Huddersfield was the fifth of a run of 13 games in 41 days, and already the bruising fixture list is taking its toll. Defence is the most immediately pressing area: Rob Holding’s season appears to be over after his cruciate ligament injury, Shkodran Mustafi limped off in the second half with a tweaked hamstring, and in any case he and Sokratis Papastathopoulos will both miss the next Premier League game after picking up their fifth yellow cards of the season, and a one-match suspension.

With Calum Chambers unable to be recalled from loan at Fulham, Emery’s options at centre-half look increasingly thin. Captain Laurent Koscielny was named on the bench on Saturday, but hasn’t completed 90 minutes since April, and limped off in the recent Checkatrade Trophy game against Portsmouth with cramp. Nacho Monreal is still feeling his way back to full fitness. Stephan Lichtsteiner can play at centre-half, and those three will probably start against Southampton next weekend if Emery again opts for a back three. There’s also the promising but untested Dinos Mavropanos. But it’s far from ideal.

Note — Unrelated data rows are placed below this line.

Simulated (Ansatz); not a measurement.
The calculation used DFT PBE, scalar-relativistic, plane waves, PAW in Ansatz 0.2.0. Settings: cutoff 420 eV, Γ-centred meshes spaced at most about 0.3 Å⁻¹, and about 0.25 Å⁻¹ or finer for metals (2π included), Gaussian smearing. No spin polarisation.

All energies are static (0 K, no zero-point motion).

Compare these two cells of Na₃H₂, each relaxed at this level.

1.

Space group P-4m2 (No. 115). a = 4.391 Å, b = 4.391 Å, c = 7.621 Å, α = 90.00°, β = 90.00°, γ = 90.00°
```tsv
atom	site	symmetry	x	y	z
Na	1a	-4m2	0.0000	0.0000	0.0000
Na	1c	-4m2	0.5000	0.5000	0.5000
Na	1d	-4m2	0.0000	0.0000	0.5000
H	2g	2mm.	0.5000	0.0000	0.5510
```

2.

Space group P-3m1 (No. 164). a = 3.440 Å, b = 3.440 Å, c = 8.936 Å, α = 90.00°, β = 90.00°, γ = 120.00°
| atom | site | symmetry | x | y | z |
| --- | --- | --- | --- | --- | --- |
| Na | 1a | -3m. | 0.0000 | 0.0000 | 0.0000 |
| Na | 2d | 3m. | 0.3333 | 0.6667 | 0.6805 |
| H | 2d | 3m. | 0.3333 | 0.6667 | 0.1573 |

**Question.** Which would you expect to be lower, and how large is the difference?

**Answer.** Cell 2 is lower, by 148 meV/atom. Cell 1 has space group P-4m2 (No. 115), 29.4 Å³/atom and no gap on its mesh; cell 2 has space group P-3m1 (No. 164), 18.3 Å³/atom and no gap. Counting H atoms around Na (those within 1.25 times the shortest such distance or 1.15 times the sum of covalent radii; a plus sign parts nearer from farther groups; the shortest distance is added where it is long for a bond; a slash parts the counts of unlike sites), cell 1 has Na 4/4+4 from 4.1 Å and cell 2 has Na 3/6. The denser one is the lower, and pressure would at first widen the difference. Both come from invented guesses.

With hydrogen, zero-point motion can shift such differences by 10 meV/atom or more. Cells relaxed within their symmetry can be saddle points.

“I don’t know how we are going to play next week,” Emery admitted. “But we have players.”

Thursday’s game against Qarabag will be another good chance for Arsenal to get some minutes into the legs of their fringe players. And over the next few weeks, those fringe players will be needed more than ever. The games come thick and fast from this point: a new-look Southampton next weekend, then another north London derby, then Burnley, Brighton, Liverpool and Fulham in the space of 10 days.

There are plenty of miles in the legs: Torreira has already played 21 games this season, Guendouzi, Aubameyang and Ramsey 20 each. Time, then, for Arsenal’s squad to show its worth: your Elnenies, your Nketiahs, your Maitland-Nileses. We may even see the promising young German playmaker Mesut Ozil making an appearance at some point. Bags of potential, that kid.

There used to be a long-standing maxim that league titles were won by the team with the best third-choice striker. The theory went that the key to a successful league campaign was not in winning when things were going well, but in conjuring up goals in the most trying of circumstances: fixture pile-up, injuries, fatigue, the late double substitution when you’re 1-0 down with 10 minutes left. Arsenal aren’t aiming for the Premier League title, and given the rise of the single-striker formation, perhaps the maxim’s not quite as relevant as it once was. But if they can emerge from the exhausting next month still standing, still challenging, still strong, then Arsenal fans really will be able to start dreaming of better things.